4.2.3 Traversal based sampling

The basic idea of traversal based sampling is that we first select a seed node at random and then explore the nodes in its neighborhood. Breadth First Sampling (BFS) and Depth First Sampling (DFS) are two classic examples of traversal based sampling that explore the graph breadth-wise and depth-wise respectively. In Random Node Neighbor (RNN) sampling, we select a node uniformly at random and then include all of its neighbors along with the corresponding edges to the sample graph. Interestingly, RNN under-estimates the degree of nodes and if we include all the edges among the sampled nodes, it over-estimates the degree of nodes. Another example is Snowball Sampling (SS) [7] where we select a seed node uniformly at random and then perform partial breadth first search. In Random Walk (RW) sampling, we select a seed node at random and then perform a random walk on the graph. In [1], the authors propose the Forest Fire Sampling (FFS) method. FFS is a partial breadth first sampling method in which we pick a seed node at random and then burn a fraction of its outgoing edges along with the nodes on the other end. The fraction of nodes to be burned is selected from the geometric distribution with mean pf/(1-pf) where pf is the forward burning ratio with a recommended value of pf $=$ 0.7 which means 2.33 nodes are burned on average. Generally, sampling by exploring the neighborhood is considered a state-of-the-art sampling technique and generates samples better than NS and ES but still the algorithms such as FFS, RW and SS lack in accuracy.
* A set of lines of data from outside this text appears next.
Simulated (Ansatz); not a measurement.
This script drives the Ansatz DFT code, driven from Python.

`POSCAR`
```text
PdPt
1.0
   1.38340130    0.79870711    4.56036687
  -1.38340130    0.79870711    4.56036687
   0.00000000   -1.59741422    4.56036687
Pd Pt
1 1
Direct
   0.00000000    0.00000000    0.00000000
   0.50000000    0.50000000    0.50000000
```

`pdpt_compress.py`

5. Our approach to sampling

In this section, we present some basics of our approach, main intuition and the concepts of Candidate List and graph induction. Since we utilize the list of discovered but yet unselected nodes, we call our approach List Sampling (LS).

5.1 List sampling

The basic idea of List Sampling (LS) is to keep a list of nodes that have been discovered by the sampling algorithm but have not yet been sampled. This small reservoir of, discovered but yet unsampled, nodes provides us numerous possibilities of i) how we select the nodes and ii) how many nodes we select simultaneously from this pool of potential candidates. List Sampling is a framework that serves as a new approach to utilize the already discovered nodes in sampling instead of rediscovering the nodes repeatedly and adding them to the sample. In LS, we visit the already discovered nodes and also add the new nodes to the pool from the neighborhood of the discovered nodes.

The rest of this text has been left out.